City, citizen budget members work to improve transparency
The city of Ashland has published an interactive spreadsheet that would help citizens navigate and better understand the city’s budget in its effort to improve transparency, staff reported to the council Tuesday.
The tool, essentially an Excel document that users can modify and adjust, lays out the city’s current budget, its projected growth percentage in revenues and expenses of the next seven years, and a snapshot of the city’s general fund since 2006.
Finance Department also provides the same tool for parks department's budget — the budget containing a projected deficit that was cited recently as a reason to launch a recall election.
“We hope that by providing the model, we can help create a productive assumption of our budget going forward,” Finance Director Mark Welch told the council Tuesday in his report about the projection errors in the city's budget.
The tool was published after the city confirmed errors in its financial projections in the budget, which showed a $5.9 million projected deficit in parks department and a $10 million projected deficit in general fund by the 2021-23 biennium (the budget year runs from July 1 to June 30). The corrected 2021-23 projected deficits are $585,000 for parks and $2.3 million for the city’s general fund, Welch said.

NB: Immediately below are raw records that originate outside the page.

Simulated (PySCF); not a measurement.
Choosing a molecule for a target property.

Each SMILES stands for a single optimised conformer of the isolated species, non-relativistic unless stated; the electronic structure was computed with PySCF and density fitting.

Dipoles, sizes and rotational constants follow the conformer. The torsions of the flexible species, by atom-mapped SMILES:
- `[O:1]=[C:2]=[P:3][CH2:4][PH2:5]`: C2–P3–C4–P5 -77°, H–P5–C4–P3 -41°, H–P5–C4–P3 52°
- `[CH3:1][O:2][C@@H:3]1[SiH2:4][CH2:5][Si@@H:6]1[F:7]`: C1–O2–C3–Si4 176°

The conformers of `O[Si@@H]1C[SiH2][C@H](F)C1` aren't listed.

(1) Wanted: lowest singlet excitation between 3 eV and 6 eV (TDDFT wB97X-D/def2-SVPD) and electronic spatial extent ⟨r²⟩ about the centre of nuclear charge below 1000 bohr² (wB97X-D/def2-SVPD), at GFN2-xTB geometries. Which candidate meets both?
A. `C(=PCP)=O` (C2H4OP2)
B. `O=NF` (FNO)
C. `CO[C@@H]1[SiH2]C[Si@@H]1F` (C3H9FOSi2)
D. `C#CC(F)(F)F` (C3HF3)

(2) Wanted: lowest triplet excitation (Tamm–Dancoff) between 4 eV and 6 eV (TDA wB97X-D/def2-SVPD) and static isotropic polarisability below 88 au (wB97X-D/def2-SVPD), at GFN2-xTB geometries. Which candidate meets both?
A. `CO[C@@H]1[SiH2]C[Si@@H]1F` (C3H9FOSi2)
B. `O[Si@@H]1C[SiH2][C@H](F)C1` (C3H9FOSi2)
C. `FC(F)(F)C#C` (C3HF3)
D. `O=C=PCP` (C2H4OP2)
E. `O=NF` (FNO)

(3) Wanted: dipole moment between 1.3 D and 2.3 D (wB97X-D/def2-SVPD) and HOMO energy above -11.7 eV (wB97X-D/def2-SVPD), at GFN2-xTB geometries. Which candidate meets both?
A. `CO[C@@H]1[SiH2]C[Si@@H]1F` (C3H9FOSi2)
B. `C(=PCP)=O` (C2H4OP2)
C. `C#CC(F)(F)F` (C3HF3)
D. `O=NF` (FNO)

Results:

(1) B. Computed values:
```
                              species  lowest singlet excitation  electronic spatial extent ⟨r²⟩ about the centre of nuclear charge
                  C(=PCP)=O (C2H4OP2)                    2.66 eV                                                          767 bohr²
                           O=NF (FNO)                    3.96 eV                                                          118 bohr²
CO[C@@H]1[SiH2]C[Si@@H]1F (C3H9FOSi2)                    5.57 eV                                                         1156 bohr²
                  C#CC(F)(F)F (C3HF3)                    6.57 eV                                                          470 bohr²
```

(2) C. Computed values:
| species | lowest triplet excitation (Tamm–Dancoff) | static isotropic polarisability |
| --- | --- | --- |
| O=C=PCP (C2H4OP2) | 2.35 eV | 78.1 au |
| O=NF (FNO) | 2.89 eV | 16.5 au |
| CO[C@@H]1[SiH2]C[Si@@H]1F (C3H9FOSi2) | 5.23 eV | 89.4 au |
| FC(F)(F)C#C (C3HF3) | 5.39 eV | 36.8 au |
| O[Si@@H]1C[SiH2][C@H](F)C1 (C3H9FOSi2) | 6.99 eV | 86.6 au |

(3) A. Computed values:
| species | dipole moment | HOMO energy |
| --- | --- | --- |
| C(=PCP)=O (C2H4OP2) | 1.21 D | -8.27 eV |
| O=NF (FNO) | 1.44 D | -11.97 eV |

Allocations for the current 2017-19 biennium are not affected, he added.
He indicated that the new tool, along with the OpenGov project, will also help with transparency and assist citizens to better navigate the city’s budget.
After a “chaotic” budget season where citizen members — make up of half the committee — felt they were “shut down” by the city, transparency emerged as one of several issues citizen members said need to be addressed.
While the city decided to form an ad hoc budget process committee, schedule off-season meetings and, this week, published a tool to help the public navigate the city’s financial state, citizen Budget Committee members and the public are also taking steps.
Budget Committee Chairperson Dave Runkel and Vice-chairperson Garrett Furuichi hosted an informal informational meeting last Thursday. Roughly 30 people crammed in a small room in the basement of Ashland Public Library where many asked how to hold the city accountable, and other quesions, including:
• “How do we compare the budgets year by year?”
• “If a department head receives monthly report, is that off limits? Can I request it?”
• “Do you have any influence in this process?”
Furuichi, also a member of the ad hoc budget process committee and a former city financial staffer in San Francisco, said he was encouraged by the turnout on March 1.
He urged those in attendance to familiarize themselves with the budget and ask for documents “if something is off.”
“Talk to us, we’ll help you go through the budget file for records,” Furuichi said.
He added that citizen members and the public don’t have a direct say on how to spend money, but policy that could dictate spending “is something citizens could influence.”
Furuichi also gave a brief presentation of how to read the budget — what the key components of the city’s expenditures are and how the lack of a breakdown line items made it harder for the members to pinpoint how money was spent.
Furuichi also struck a chord with the participants when he presented a declining graph of the cost recovery at the city’s golf course. Cost recovery at the course dropped from 97 percent in 2005 to 52 percent in 2017, resulting in a loss of $1.7 million, according to Furuichi’s calculation.
“What is driving this huge loss? … What will the city do to improve these programs? That’s what we need to ask,” he said.
Runkel also said he’s impressed with the turnout and the thoughtful questions.
“We have a good group of people, but we need a deeper bench,” Runkel said. “I want to build the capacity up in the community.”
Erroneous projections will be reviewed by the Budget Committee on March 19, Welch said. The meeting is also scheduled to include discussion of reports on the biennium second quarter financials and capital improvement projects.